And beyond the raw materials, the environment has to be right too. Firstly, excellent light. Not yellowy, low-energy lamps, whose rays fail to chase away the darkening sky as you toil into the night.  Of course, a desk and comfortable chair are a must. And then there’s the noise factor. Everybody likes to work differently. Some people want absolute silence. Others blast heavy metal through their headphones. I need the right amount of ambient noise. Not silence, not heavy metal, but somewhere in between. I want friendly chatter, but not raucous laughter. A reassuring, indistinct melee of noise. I want to hear that buzz of life that reminds me there is existence beyond the realms of the word counter. The ground floor of UEA library was my perfect work zone. Having visited some local libraries recently, I can now say I miss university more than ever.
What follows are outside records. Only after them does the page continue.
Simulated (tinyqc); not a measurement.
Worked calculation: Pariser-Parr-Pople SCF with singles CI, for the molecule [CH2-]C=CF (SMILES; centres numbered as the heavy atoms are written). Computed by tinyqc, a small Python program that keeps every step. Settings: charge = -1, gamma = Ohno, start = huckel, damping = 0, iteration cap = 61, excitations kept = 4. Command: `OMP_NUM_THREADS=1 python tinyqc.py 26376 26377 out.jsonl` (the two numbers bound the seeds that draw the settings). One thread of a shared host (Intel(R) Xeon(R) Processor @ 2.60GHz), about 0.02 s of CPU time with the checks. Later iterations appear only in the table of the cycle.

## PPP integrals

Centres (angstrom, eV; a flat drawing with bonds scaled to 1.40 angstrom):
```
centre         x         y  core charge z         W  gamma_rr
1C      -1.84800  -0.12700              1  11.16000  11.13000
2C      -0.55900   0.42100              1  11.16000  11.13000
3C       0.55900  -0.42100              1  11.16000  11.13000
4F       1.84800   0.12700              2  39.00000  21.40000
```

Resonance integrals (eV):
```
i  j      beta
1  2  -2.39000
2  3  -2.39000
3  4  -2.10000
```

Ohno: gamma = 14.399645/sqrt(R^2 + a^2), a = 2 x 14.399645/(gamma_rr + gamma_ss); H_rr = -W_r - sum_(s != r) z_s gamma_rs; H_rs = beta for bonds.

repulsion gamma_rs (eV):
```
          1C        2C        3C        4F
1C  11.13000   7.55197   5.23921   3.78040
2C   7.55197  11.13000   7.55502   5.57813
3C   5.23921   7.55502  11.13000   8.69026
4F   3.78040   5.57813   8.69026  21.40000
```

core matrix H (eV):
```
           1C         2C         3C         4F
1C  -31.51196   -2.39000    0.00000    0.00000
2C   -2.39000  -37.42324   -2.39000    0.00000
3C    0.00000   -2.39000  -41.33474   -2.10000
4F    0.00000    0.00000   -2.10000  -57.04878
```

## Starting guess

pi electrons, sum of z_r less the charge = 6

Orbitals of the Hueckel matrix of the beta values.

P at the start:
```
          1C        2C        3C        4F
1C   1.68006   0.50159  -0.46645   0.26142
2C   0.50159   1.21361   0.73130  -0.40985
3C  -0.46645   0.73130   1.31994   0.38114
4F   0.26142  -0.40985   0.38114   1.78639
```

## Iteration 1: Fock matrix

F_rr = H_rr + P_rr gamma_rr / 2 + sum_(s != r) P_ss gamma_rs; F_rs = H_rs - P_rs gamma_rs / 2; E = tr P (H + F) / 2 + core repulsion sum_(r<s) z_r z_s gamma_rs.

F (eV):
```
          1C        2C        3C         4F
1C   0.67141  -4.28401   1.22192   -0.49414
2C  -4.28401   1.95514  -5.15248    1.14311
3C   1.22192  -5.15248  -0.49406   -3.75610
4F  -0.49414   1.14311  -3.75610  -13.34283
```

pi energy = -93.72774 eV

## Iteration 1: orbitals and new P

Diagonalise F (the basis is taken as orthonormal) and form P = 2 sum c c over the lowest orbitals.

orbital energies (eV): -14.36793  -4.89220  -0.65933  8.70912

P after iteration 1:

I am currently battling with drama school applications and that means Personal Statements. Yes, that dreaded task has rolled around again. There is already a post dedicated to my hatred of this task – the whole concept in fact – so I shan’t rant any further. What I will say is this: I have just acquired a visitor’s pass to Reading University library and a brand new pad of paper. I now sit with an old notepad, a new notepad, borrowed wifi and my favourite blue pen. Something old, something new, something borrowed, and something blue.

And so, with a hint of panache and some abbreviation, I can now say…

P.S. You Are My Bitch.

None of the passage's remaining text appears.